U-SAY
Last week's report, No jobs for online degrees, by Dr John Richard Schrock drew a strong reaction. We publish two of the responses in this edition, along with Dr Schrock's reply while a selection of others can be seen as comments with the web story.From Stuart Hamilton
Dr Schrock's article, while making a fair point about the hypocrisy of universities offering online degrees and then not accepting them for staff appointments, mixes up different issues - the bogus qualifications offered by 'degree mills' (which may be online but need not be) with a reasonable debate about the use of online pedagogy and the continuing value of the face-to-face experience.

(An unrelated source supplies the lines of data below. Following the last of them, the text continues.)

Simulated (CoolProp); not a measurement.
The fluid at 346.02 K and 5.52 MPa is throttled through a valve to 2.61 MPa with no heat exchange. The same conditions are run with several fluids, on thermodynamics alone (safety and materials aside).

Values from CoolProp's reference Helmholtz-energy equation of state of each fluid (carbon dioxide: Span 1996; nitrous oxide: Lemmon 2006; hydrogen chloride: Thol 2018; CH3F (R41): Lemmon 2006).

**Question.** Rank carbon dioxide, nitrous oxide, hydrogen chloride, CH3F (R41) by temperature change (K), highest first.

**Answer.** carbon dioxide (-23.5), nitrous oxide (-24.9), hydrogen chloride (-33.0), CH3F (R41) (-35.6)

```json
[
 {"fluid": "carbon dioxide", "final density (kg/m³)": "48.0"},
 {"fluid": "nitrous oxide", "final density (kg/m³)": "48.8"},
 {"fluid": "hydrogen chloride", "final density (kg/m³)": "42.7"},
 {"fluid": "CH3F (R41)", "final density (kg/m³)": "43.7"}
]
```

In countries such as mine, distance higher education has been an essential part of improving access to universities for years. The increasingly sophisticated use of online teaching and learning for students who do not have the time or capacity (for work or family reasons) to study on campus makes creative use of the possibility of full online engagement between staff and students.
At its best, it does not try to mimic the on-campus experience but to create a valid learning experience in its own right, sometimes blended with face-to-face learning where that remains necessary. Tarring quality providers in the last group by associating them with the scams of the first group is illogical and harmful to a proper debate.
Stuart Hamilton, CEO Open Universities Australia
From Steve Foerster
As a distance learning specialist, I read John Richard Schrock's diatribe against distance learning with sad amusement. Has this old-fashioned view really not yet died its final death? There is voluminous evidence that the mode of instruction alone produces no significant difference in students' ability to learn. Those interested in the subject may, for example, wish to consult Thomas L Russell's book, The No Significant Difference Phenomenon, which is an excellent review of the relevant literature.
Schrock is also mistaken that university professors as a group oppose online learning. Even the university where he is on faculty, Emporia State University, has an online degree completion program. In addition, Schrock is a commentator for Kansas Public Radio which is housed by the University of Kansas, another institution offering programmes through online learning. Perhaps Schrock's colleagues embraced the 21st century while he wasn't looking? Either way, hopefully in time he too will join us there.
Steve Foerster
Director, E-Learning Services
Marymount University, Arlington, Virginia
Dr Schrock replies:
Criticism of distance-learning has been dismissed by the very argument Director Foerster presents: since Kansas and Emporia universities offer online degrees, the faculty must therefore be fully behind them and I am a lone "old-fashioned" hold out. To the contrary, many "traditional" faculty nationwide are critical of these programmes, as can be read in articles in the Chronicle of Higher Education each month. The broader issue of online programmes being on a slippery slope to diploma mills was discussed in the paper just last week.
Comparisons of online and face-to-face courses often use large lecture classes where teacher interaction with individual students is not possible, in contrast to the rich context of a classroom of 12-30 students where teacher-student interaction is intense, immediate, and effective. Large lectures are more show time than teaching, and only mature independent learners survive.
Comparison of such large lectures and internet courses will show little significant differences, especially if the tests cover material closely aligned with the online materials - education research is notorious for getting the results the researcher wants.
I am very familiar with "research" showing no difference between computer simulations and laboratory dissections - the questions used in those surveys were all "lecture" questions. To ask lab questions - identify this, locate that - would be "unfair" say the pro-simulation researchers. Likewise, to measure the richness of intellectual discussion and growth in intense face-to-face courses, not possible on the internet, would be called unfair.
The isolation as well as the inefficiency of internet communication requires students to make substantially more effort to learn by electronic correspondence. Aside from serving remote Australian farm students by radio courses, distance learning began in the 1960s with airborne TV broadcast classes, and was a failure.
Today's popularity of online courses is driven by convenience, not quality. There is a reason US armed forces do not commission nurses unless they have at least 60% of their coursework face-to-face. Sure, listening to music on a CD, radio or TV is convenient but if you want the genuine rich experience, go to the live concert.